Mondale in '84: he may run if Jimmy Carter doesn't
| Washington
"Obviously, Fritz is thinking about 1984. But he's not going to rush it." That is the assessment of a close friend and longtime associate of former vice-president Walter F. Mondale. It jibes with what others who have recently talked with Mr. Mondale are saying.
Thus it seems clear that, unlike Sen. Edward M. Kennedy (D) of Massachusetts (who already is lining up support around the United States for another try at the presidency), Mondale will take his time in deciding on whether to make the run.
A Mondale candidacy would, it seems, only come if Jimmy Carter decides not to launch a comeback. But the judgment among leading Democrats now is that Mr. Carter won't run for president again.
"I'd be very surprised if he did," new Democratic National Committee chairman Charles Manatt told reporters the other day. Mr. Manatt only a few days before had a phone conversation with the former president.
Mondale also keeps in touch with Carter via telephone. He plans to sit down with the former president in a few months and find out, if possible, if Carter plans to make the race in 1984.
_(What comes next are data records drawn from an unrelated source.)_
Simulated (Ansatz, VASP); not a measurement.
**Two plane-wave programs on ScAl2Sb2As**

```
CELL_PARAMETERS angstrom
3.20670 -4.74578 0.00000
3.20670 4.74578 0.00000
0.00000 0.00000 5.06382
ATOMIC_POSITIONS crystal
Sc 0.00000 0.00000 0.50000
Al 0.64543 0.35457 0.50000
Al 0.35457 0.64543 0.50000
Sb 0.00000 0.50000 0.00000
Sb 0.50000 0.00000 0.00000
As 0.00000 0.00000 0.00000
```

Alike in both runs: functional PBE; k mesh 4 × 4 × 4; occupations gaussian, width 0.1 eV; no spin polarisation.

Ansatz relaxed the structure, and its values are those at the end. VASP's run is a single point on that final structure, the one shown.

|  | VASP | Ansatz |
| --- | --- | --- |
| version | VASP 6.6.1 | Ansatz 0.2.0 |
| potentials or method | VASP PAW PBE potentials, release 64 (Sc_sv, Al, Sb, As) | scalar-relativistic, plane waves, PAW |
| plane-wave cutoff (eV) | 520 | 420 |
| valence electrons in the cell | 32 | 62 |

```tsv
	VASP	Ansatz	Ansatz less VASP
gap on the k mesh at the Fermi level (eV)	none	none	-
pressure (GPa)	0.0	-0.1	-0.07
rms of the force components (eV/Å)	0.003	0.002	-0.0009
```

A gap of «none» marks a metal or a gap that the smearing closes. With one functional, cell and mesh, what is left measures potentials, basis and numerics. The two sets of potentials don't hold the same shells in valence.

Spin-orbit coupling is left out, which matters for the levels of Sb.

Former Democratic national chairman John White says he is convinced Carter will never seek office again, adding: "I hope he doesn't. I don't think he should go through all that again -- for his sake."
But Mr. White told the Monitor he is hearing from political sources in the South that Carter is becoming interested in another try at the presidency. "There's talk," White says, that former White House chief of staff Hamilton Jordan is putting together a memo on how Carter could win in 1984.
One longtime friend of Mondale, after spending some time with him recently, says, "I think Fritz already is running."
But there is no evidence of overt steps on Mondale's part aimed at gaining the presidency. Instead, he is working hard as an attorney here in Washington, trying, as he says, to "make some money."
But his thoughts obviously are on something more than enlightenment when he tells friends that he intends to spend as much time as he can in the next year or two in meetings with the "best thinkers."
Mondale is particularly interested in exploring what foreign policy experts have to say about how best to improve US-Soviet relations.
"I'm very worried about US-Soviet relations," he says. "I cannot understand -- it just baffles me -- why the Soviets these last few years have behaved as they have.
"Maybe we have made some mistakes with them. Why did they have to build up all these arms? Why did they have to go into Afghanistan? Why can't they relax just a little bit about Eastern Europe? Why do they try every door to see if it is locked?"
Of Mondale's future, on of his friends says:
"He's going to be very quiet in his first year off from holding office. . . . He needs to study the issues -- decide what he should think and what he could say. As vice-president he was always having to react. Now he has a chance to think through and then express his own views on the big issues."